Pretty good on mileage, but not too dependable in the long run.
The assignment was a classic one: Transform the energy stored in the cocked spring of a mousetrap into motion. More specifically, create a device that travels as far as possible using that stored energy.
The information sheet students used points out that all three of Newton’s laws of motion are involved in the project.
Students were allowed to spend no more than $5 for materials, excluding the mousetrap. Anything manufactured to serve as a wheel was forbidden, and CD/DVD discs were also not allowed—a violation by one team.
Each entry was given three runs on the hallway floor and grades were determined by the best of the three.
The rules forbid consulting an outside source for ideas, and that proved frustrating for the class, said teacher Kristina Newman.
“It is hard for kids not to go to the internet for answers right away,” she said. “They are so accustomed to doing that. Looking at the problem and working through failures is an important part of the engineering process and it is also what I really want my students to learn.”
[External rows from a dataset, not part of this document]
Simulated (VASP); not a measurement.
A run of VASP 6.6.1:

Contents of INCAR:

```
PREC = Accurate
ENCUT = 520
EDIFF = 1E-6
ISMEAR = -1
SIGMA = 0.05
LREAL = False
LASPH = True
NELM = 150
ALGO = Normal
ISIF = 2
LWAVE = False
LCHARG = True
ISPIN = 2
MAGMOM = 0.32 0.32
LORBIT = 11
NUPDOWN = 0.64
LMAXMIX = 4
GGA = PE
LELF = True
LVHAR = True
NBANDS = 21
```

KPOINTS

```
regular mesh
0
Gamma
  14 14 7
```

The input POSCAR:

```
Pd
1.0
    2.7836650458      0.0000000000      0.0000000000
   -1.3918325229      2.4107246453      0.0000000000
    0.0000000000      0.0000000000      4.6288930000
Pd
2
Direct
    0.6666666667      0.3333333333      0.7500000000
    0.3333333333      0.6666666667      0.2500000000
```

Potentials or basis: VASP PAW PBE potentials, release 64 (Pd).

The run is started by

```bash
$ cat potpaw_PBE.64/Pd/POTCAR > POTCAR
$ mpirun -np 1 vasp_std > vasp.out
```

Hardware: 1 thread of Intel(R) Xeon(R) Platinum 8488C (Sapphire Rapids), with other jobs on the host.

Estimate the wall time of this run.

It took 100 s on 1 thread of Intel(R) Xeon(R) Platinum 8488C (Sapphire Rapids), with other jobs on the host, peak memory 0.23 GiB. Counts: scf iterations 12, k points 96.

“To me, just hearing them say that let me know that they were successful,” Ms. Newman said. “They are already showing me a desire to improve and I hope this desire continues to grow. I can’t wait for them to start the next project.
The class will be challenged with more elaborate contraptions through the school year and she expects to see improvements in students’ problem-solving abilities.
“As they get more practice, I hope they come out with a real sense of how to build on what they learn through a trial-and-error process and to expect more from themselves and not to go for the easy answer.”
That mousetrap spring could help launch a career in engineering.